The classifier SVM appeared to be the most accurate in categorizing the 20newsgroup dataset, achieving an accuracy of 85% when utilizing the TF-IDF feature. <br>
However, some other parameters could be tweaked as well which may lead to an increase in accuracy. <br>
Below, the quality results of the classifier SVM are calculated and shown using different parameters values of the CountVectorizer feature. Only different parameter values for the SVM classifier are tested, as previous tests showed that SVM obtains the best categorization. 

In [6]:
#Linear Support Vector Machine
print("Linear Support Vector Machine (CountVectorizer)\n")

LSVM_clf_counts_lowercase_true = Pipeline([('vect', CountVectorizer()), 
                          ('clf', LinearSVC()),
                         ])
LSVM_clf_counts_lowercase_false = Pipeline([('vect', CountVectorizer(lowercase=False)), 
                          ('clf', LinearSVC()),
                         ])
LSVM_clf_counts_lowercase_stop_words_english = Pipeline([('vect', CountVectorizer(stop_words='english')), 
                          ('clf', LinearSVC()),
                         ])
LSVM_clf_counts_lowercase_analyzer_word_12 = Pipeline([('vect', CountVectorizer(ngram_range = (1,2))), 
                          ('clf', LinearSVC()),
                         ])
LSVM_clf_counts_lowercase_analyzer_word_22 = Pipeline([('vect', CountVectorizer(ngram_range = (2,2))), 
                          ('clf', LinearSVC()),
                         ])
LSVM_clf_counts_lowercase_analyzer_char_11 = Pipeline([('vect', CountVectorizer(ngram_range = (1,1), analyzer = 'char')), 
                          ('clf', LinearSVC()),
                         ])
LSVM_clf_counts_lowercase_analyzer_char_12 = Pipeline([('vect', CountVectorizer(ngram_range = (1,2), analyzer = 'char')), 
                          ('clf', LinearSVC()),
                         ])
LSVM_clf_counts_lowercase_analyzer_char_22 = Pipeline([('vect', CountVectorizer(ngram_range = (2,2), analyzer = 'char')), 
                          ('clf', LinearSVC()),
                         ])

LSVM = [LSVM_clf_counts_lowercase_true, LSVM_clf_counts_lowercase_false, LSVM_clf_counts_lowercase_stop_words_english,
             LSVM_clf_counts_lowercase_analyzer_word_12, LSVM_clf_counts_lowercase_analyzer_word_22,
             LSVM_clf_counts_lowercase_analyzer_char_11, LSVM_clf_counts_lowercase_analyzer_char_12,
             LSVM_clf_counts_lowercase_analyzer_char_22]
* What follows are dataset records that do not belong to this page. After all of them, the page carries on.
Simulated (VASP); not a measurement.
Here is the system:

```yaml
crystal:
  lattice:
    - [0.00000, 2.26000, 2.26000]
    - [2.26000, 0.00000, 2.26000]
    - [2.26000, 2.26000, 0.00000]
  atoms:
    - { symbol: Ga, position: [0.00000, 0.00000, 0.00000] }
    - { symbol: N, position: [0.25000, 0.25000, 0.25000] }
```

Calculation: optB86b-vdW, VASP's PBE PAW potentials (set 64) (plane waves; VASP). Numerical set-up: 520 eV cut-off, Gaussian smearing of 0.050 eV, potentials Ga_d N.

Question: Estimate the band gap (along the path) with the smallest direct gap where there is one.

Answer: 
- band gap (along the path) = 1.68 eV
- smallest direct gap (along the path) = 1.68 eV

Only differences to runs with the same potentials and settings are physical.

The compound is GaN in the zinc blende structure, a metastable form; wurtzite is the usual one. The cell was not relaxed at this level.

LSVM_labels = ["Lowercase True", "Lowercase False", "Stop-words = 'english'", "analyzer = 'word', ngram_range = (1,2)",
               "analyzer = 'word', ngram_range = (2,2)", "analyzer = 'char', ngram_range = (1,1)", 
               "analyzer = 'char', ngram_range = (1,2)", "analyzer = 'char', ngram_range = (2,2)"]

for i in range(len(LSVM)):
    svm = LSVM[i].fit(twenty_train.data, twenty_train.target)
    predicted = svm.predict(twenty_test.data)
    avg_metrics = metrics.classification_report(twenty_test.target, predicted,
                                                target_names=twenty_test.target_names, output_dict=True)['weighted avg']
    print(LSVM_labels[i])
    print("accuracy:", round(np.mean(predicted == twenty_test.target), 2))
    for metric in list(avg_metrics.keys())[:3]:
        print("%s: %r" % (metric, round(avg_metrics[metric], 2)))
    print()

Linear Support Vector Machine (CountVectorizer)

Lowercase True
accuracy: 0.79
precision: 0.79
recall: 0.79
f1-score: 0.78

Lowercase False
accuracy: 0.79
precision: 0.79
recall: 0.79
f1-score: 0.79

Stop-words = 'english'
accuracy: 0.8
precision: 0.8
recall: 0.8
f1-score: 0.8

analyzer = 'word', ngram_range = (1,2)
accuracy: 0.81
precision: 0.81
recall: 0.81
f1-score: 0.81

analyzer = 'word', ngram_range = (2,2)
accuracy: 0.75
precision: 0.75
recall: 0.75
f1-score: 0.75

analyzer = 'char', ngram_range = (1,1)
accuracy: 0.12
precision: 0.33
recall: 0.12
f1-score: 0.1

analyzer = 'char', ngram_range = (1,2)
accuracy: 0.6
precision: 0.62
recall: 0.6
f1-score: 0.6

analyzer = 'char', ngram_range = (2,2)
accuracy: 0.61
precision: 0.61
recall: 0.61
f1-score: 0.61



In order to obtain the parameter combination that leads to the best categorization, a grid search is being used.

In [None]:
parameters = {
    'vect__ngram_range': [(1, 1), (1, 2), (1, 3), (2, 2), (2, 3), (3, 3)],
    'vect__lowercase': (True, False),
    'vect__stop_words': (None, 'english'),
    'vect__analyzer': ('word', 'char', 'char_wb'),
    'vect__max_features': (None, 10, 50, 100, 500, 1000, 5000, 10000),
}

gs_clf = GridSearchCV(LSVM_clf_counts_lowercase_true, parameters, cv=5, n_jobs=-1)
gs_clf = gs_clf.fit(twenty_train.data, twenty_train.target)

print("Best mean score:", gs_clf.best_score_)

for param_name in sorted(parameters.keys()):
    print("%s: %r" % (param_name, gs_clf.best_params_[param_name]))

The result above shows the feature combination of CountVectorizer that produces the best results.
To see wether or not the accuracy of SVM is higher with these parameter values, we computer the accuracy of the classifier.

In [10]:
LSVM = Pipeline([('vect', CountVectorizer(ngram_range = (1,3), stop_words='english')), 
                          ('clf', LinearSVC()),
                         ])

svm = LSVM.fit(twenty_train.data, twenty_train.target)
predicted = svm.predict(twenty_test.data)
print("accuracy:", round(np.mean(predicted == twenty_test.target), 2))

accuracy: 0.83


We see that the accuracy using these parameter values is higher than than the accuracy obtained using default values.
However, the accuracy of the classifier when using ID-IDF is still the highest.